Figure 12 - EUR/USD from April 30 to June 6th 2006.
The analysis starts during a ranging market. The A/D indicator will not give clear signals during these times as it relies on trends to show divergence. At first, from May 14th to May 24th there is a bullish divergence. A/D formed a new high but price does not reach a new high. Therefore volume points to buying pressure. Right after, the next couple of price highs are not received with high volume and a bearish divergence forms. Which one should a trader believe? If the pair stays in a ranging market the second divergence might not have been very useful either.

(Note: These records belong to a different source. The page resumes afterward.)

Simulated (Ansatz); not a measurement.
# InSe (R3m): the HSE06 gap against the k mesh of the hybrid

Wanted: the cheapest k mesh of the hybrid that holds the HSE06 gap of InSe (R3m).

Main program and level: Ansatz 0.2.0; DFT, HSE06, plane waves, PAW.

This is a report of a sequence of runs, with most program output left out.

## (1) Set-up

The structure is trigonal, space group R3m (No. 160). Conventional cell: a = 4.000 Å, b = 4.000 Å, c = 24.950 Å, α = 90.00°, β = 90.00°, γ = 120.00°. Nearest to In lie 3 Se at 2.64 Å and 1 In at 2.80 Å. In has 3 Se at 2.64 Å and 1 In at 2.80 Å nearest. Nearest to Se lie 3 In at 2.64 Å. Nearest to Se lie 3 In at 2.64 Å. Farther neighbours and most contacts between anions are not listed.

A look at fundamentals helps here as speculation the FED will stop raising rates or keep going after 5% creates uncertainty. After three weeks of up and down price movement, the bearish divergence sets up a situation that if fundamentals lean towards USD, it will gain. At this point, A/D shows selling pressure. What happens? High inflation numbers come out in US and the relatively new FED chairmen very plainly says that this is an unwelcome sign and points to another raise to 5.25%. The “divergence set up” plus this bit of fundamental news quiets the uncertainty around the next raise. What happens to the price of the EUR/USD?
Figure 13 - EUR/USD from May 17th to June 23rd 2006.
The pair succumbs to the selling pressure present in the second, bearish divergence. In one week there is a drop of 300 pips!